The performance of a Power BI semantic model – formerly known as dataset - depends on a variety of factors. One of the biggest influences is the data model itself: did you put everything into one single big table (you might found out writing DAX might get complicated), did you use a star schema as the foundation or did you just import all the tables in 3rd normal form from the source system (you might found out writing DAX might get really complicated).
I’ve been advocating to use always use the star schema unless your use case dictates otherwise. Using a proper dimensional model will lead to better performance and usually DAX will be easier to write as well. You don’t have to take my word for it, but maybe the documentation and some industry-leading Power BI experts can convince you otherwise.
The focus of this article is not about dimensional modelling though, it’s about optimizing your existing data model. Assuming we have built a nice star schema, how can we optimize this further? To do this, we’re going to use an 3rd party tool called Vertipaq Analyzer (which is written by those same industry-leading Power BI experts). Even though we’re focusing on Power BI here, you can use the same methods to optimize an Analysis Services Tabular model (or even Power Pivot, also known as the Excel data model).

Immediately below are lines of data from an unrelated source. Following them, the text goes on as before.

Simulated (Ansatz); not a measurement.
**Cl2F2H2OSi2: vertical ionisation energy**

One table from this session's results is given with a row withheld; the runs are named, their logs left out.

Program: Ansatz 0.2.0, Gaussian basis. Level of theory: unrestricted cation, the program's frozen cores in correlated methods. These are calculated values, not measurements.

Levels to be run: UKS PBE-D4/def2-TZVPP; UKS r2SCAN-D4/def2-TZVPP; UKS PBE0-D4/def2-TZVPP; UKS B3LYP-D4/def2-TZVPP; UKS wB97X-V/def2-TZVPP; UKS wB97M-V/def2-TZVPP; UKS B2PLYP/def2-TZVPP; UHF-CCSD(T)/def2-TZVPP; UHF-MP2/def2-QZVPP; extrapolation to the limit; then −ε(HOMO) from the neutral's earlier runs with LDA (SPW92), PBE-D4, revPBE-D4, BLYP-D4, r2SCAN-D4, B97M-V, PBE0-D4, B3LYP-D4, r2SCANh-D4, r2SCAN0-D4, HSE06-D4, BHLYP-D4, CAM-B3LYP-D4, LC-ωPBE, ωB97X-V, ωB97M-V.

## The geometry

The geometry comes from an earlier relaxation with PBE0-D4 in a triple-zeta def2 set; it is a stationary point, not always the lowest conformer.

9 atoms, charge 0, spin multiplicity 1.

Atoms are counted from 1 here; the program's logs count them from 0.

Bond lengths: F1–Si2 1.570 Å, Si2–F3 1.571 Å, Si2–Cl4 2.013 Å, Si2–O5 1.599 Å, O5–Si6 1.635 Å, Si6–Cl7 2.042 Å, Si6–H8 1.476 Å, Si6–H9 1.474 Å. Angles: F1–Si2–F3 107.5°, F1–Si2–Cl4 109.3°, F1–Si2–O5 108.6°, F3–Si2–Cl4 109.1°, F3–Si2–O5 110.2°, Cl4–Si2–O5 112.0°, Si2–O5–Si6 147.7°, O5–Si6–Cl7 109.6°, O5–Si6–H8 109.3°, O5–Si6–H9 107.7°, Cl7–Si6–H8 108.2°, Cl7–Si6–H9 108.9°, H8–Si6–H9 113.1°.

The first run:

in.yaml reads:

Knowing when and how to use external tools for Power BI is required knowledge for different certification exams, such as the DP-500 (to be retired on April 30, 2024), the PL-300 and the new DP-600 exam (the certification for Microsoft Fabric).
How to Get Semantic Model Metadata into Vertipaq Analyzer
The first step is to download the latest version of Vertipaq Analyzer, which is free. Basically, it’s a macro-enabled Excel file that is going to parse the metadata of a semantic model and present you all the metadata of its tables and columns in a couple of PivotTables. When we look at the instructions, we can see we need another tool as well: DAX Studio.
We will need DAX Studio – which is also a free tool – to create a VPAX file. This file will contain all the necessary metadata to do our analysis. Download and install the software on your machine.
We need a Power BI semantic model to optimize, and I’m using a model with data from the Wide World Importers sample data warehouse. I imported the tables as-is from the database and created relationships between them.
With Power BI Desktop open, start up the DAX Studio application. At startup, it’s going to ask you what model you want to connect to. Select Power BI / SSDT Model and choose the sample model from the dropdown list.
Once the model is opened, go to the Advanced tab and select Export Metrics.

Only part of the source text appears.